Far from ending the war in Syria, the recapture of Aleppo by Damascus is not going to end the war in Syria; quite the contrary, for it will make things escalate. More than ever, Syria is the theater of an endless war. Firstly, because this is a hybrid war – between civilians, religions and states, as well as being international – involving factions supported by regional powers (Saudi Arabia, Qatar, Iran and Turkey) against the background of a new Cold War between the USA and Russia. War remains the best option for all the belligerents.
The different camps can neither win nor be defeated; they are too weak to win and too strong to lose. All the more so since defeat means genocide and they can call on outside help in case of setbacks: Bachar was saved in this way by Iran in 2013 and by Russia in 2015. The aim is therefore not to win but rather not to lose. The same goes for the nations that finance, arm and support the belligerents; they do so whilst seeking to limit the cost and the risks, notably as far as the deployment of ground forces is concerned.

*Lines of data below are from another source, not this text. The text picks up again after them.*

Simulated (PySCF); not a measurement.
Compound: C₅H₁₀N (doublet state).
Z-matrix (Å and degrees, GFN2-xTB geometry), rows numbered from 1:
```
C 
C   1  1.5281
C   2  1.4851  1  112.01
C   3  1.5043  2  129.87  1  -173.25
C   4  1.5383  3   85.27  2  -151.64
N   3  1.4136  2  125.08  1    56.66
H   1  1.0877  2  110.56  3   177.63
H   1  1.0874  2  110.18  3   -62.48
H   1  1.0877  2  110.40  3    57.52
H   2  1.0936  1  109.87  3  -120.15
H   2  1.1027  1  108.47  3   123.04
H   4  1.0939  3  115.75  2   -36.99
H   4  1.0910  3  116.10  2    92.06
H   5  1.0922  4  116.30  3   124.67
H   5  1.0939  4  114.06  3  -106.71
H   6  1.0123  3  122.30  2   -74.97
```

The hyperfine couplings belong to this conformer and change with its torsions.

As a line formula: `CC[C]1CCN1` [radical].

Syria has therefore become the central theater of a fight to the death between Sunnites and Shiites. For Vladimir Putin, it serves as an manœuvering space in which to stage a demonstration of his army’s capabilites and to invest Russia with the status of a great power. On the other hand, it represents a pitiful failure for the USA. All in all, there are only two parties who have a direct interest in peace: the civil population, who have become the main target of the combatants, and Europe, which, faced by terrorism and the influx of refugees, is powerless on both diplomatic and military levels.
Together with Afghanistan (which has never been at peace ever since Soviet intervention in 1979), Iraq and the Sahel, Syria is the perfect example of the endless conflicts characteristic of the 21st century. It is more than ever true that war is – as Clausewitz defined it – a chameleon. It is freeing itself from the boundaries fixed during the Cold War – fixed by the superpowers and by the balance of nuclear terror. Conflicts have become so complex and so hybrid that solutions can no longer be found. The final objective of war is no longer peace, but war itself. Hence the never-ending prolongation of violence.
The extreme nature of the conflict, displayed on the social networks, has become a weapon in its own right. Extremism is claimed and proclaimed not only by terrorist groups but also by démocratures [= a combination of democracy and dictatorship]. The status of the civil population has changed. No longer is it an element from which to seek support; it is a threat to be eradicated. Genocide is no longer a political aberration or a moral monstrosity; it is a propaganda weapon.
This is why, in Syria, the central principle remains the continuance of war and the spread of violence. It is improbable that peace could be imposed by external powers. Outside support and the horror factor are preventing the factions from tiring of the war, and are blocking any reduction in the level of violence by means of the de facto partition of the country. It is both unlikely and undesirable that any of the parties should achieve complete victory, since this implies the liquidation of the vanquished and a shift of the conflict to other places, including developed societies. The disappearance of checks to violence constitutes a major challenge for democracies, who have suffered a series of strategic defeats ever since 2000, whether it be the USA in Afghanistan and Iraq, Israel in Lebanon and Gaza, or France in Libya. Free nations are no longer able to win wars or obtain peace, and public opinion is increasingly fed up with the mediocre results obtained by armed force. However, hybrid conflicts serve the interests of démocratures because they are based on violence and have greater powers of endurance enabling them to operate long term strategies.
The democracies must react, for security is a prime condition for freedom. They have to rearm, but priority must be given to coordinating means of power and union rather than to the creation of force and technology. The spread of runaway violence cannot be contained by military means alone. Security policies cannot simply be national – they must be made on a global level. In the spirit of the Marshall Plan, there has to be coherence between civil and military action. As in the Helsinki agreement, we have to rework the ways in which to resist terrorist threats and the ways in which to take the offensive, in order to win the hearts of the population and change societies. Just as with “Sovietism”, facing Islamism does not simply mean using force, it also means knowing how to win people over by means of ideas.